On a final point, I'd just like to underline that despite what Mr. Balsillie said, we do not sell the personal information of our users. We've built a business model that delivers services and products to users, relying on a personal relationship that uses the information they share with us to provide personalized services for them.

We support that broad array of services that are provided free to Canadians and everyone else in the world through advertising. It's advertising that's targeted at aggregated groups, not at individuals, and there's no exchange of personal information between Google and advertisers. It's simply recognizing that there's an economic transaction that needs to happen to provide those services, and advertising is the most common and convenient way to deliver that right now.

10:10 a.m.

Liberal

Michel Picard Liberal Montarville, QC

That is exactly what I am getting at.

I would like to see an approach that is not directed at insiders, but rather an approach in layman's terms, if I may say, so people or the general public who are following the committee's proceedings can understand.

To really understand all the ins and outs of all this entails, I will pick up on what you said last. Let's try to have a discussion that focuses exclusively on the commercial aspect and not on broad policies and broad philosophical concepts.

When someone registers with Google, they do not have to fill out a special form, do they?

10:10 a.m.

Head, Public Policy and Government Relations, Google Canada

Colin McKay

Are you talking about a special form for the services offered by Google?

10:10 a.m.

Liberal

Michel Picard Liberal Montarville, QC

I do not have to fill out a form that includes various personal information in order to use the Google browser.

10:15 a.m.

Head, Public Policy and Government Relations, Google Canada

10:15 a.m.

Liberal

Michel Picard Liberal Montarville, QC

Since you have little or no information about me, my first reaction is that there is no information about me that could be at risk.

10:15 a.m.

Head, Public Policy and Government Relations, Google Canada

Colin McKay

That is true.

There are levels of expertise related to individuals. If you register for a service offered by Google, you are given the service and it is assumed you are a man of a certain age who works in Ottawa. When you use our service, we can see what you do with the search results about a hockey game, for instance. While you are using the service, we make assumptions about your preferences and what you frequently search for.

10:15 a.m.

Liberal

Michel Picard Liberal Montarville, QC

Okay.

The fact that I prefer a type of book or a sports site, for instance, is that not a personal preference that becomes private information? Unbeknownst to the user, their use of the browser is recorded and assumptions are made about their behaviour.

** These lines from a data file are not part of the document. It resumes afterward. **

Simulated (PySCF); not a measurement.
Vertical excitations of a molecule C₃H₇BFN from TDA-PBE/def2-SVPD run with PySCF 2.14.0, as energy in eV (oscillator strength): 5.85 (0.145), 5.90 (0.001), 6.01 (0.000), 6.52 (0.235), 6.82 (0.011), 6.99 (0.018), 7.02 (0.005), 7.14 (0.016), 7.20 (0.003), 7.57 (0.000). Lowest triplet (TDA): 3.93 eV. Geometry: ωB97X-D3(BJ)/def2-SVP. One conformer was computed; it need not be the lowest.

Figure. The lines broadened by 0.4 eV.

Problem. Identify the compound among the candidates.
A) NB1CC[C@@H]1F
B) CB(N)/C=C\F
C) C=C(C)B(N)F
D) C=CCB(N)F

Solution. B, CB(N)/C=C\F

If I understand this correctly, you turn to the private market and tell ad buyers that you have targets for them. Nice to provide a free service, but it does not pay the grocery bill at the end of the month.

10:15 a.m.

Head, Public Policy and Government Relations, Google Canada

Colin McKay

The point to make would be to distinguish that we don't provide a service that allows advertisers to target individuals. What we do say is that we have identified users who search for results for hockey games and might search for results for hockey games by a particular team or in a particular province.

10:15 a.m.

Liberal

Michel Picard Liberal Montarville, QC

You provide the service of identifying the individual because you have the information from the IP address.

10:15 a.m.

Head, Public Policy and Government Relations, Google Canada

Colin McKay

We do not identify the individual.

For the advertiser, all we'd say is, “You would like to deliver an advertising campaign towards people who have these qualities. We will deliver that advertising campaign.” They do not know who is seeing the ads. They don't get information about who is seeing the ads. They have an idea of the number of people and the attributes of the people who have seen the ads.

10:15 a.m.

Liberal

Michel Picard Liberal Montarville, QC

But you do know.

10:15 a.m.

Head, Public Policy and Government Relations, Google Canada

Colin McKay

We do that.

10:15 a.m.

Liberal

Michel Picard Liberal Montarville, QC

You do that, but you do know who used that, because you have the IP address. You know the person related to the IP address, although you'd have to prove that the person who keyed in the information is the same one who is registered on the IP, but still there is no computer contacting any site. Someone does, and therefore you have in hand the missing link of personal information with any third party interest.

10:15 a.m.

Head, Public Policy and Government Relations, Google Canada

Colin McKay

I mentioned My Account. If you have an interest in understanding how we've used that information and how we've provided services to you, if you go to My Account, you can see a listing of those attributes and those qualities that we've associated with you. In terms of understanding what information we've exchanged in the course of our relationship, we make that clear in My Account.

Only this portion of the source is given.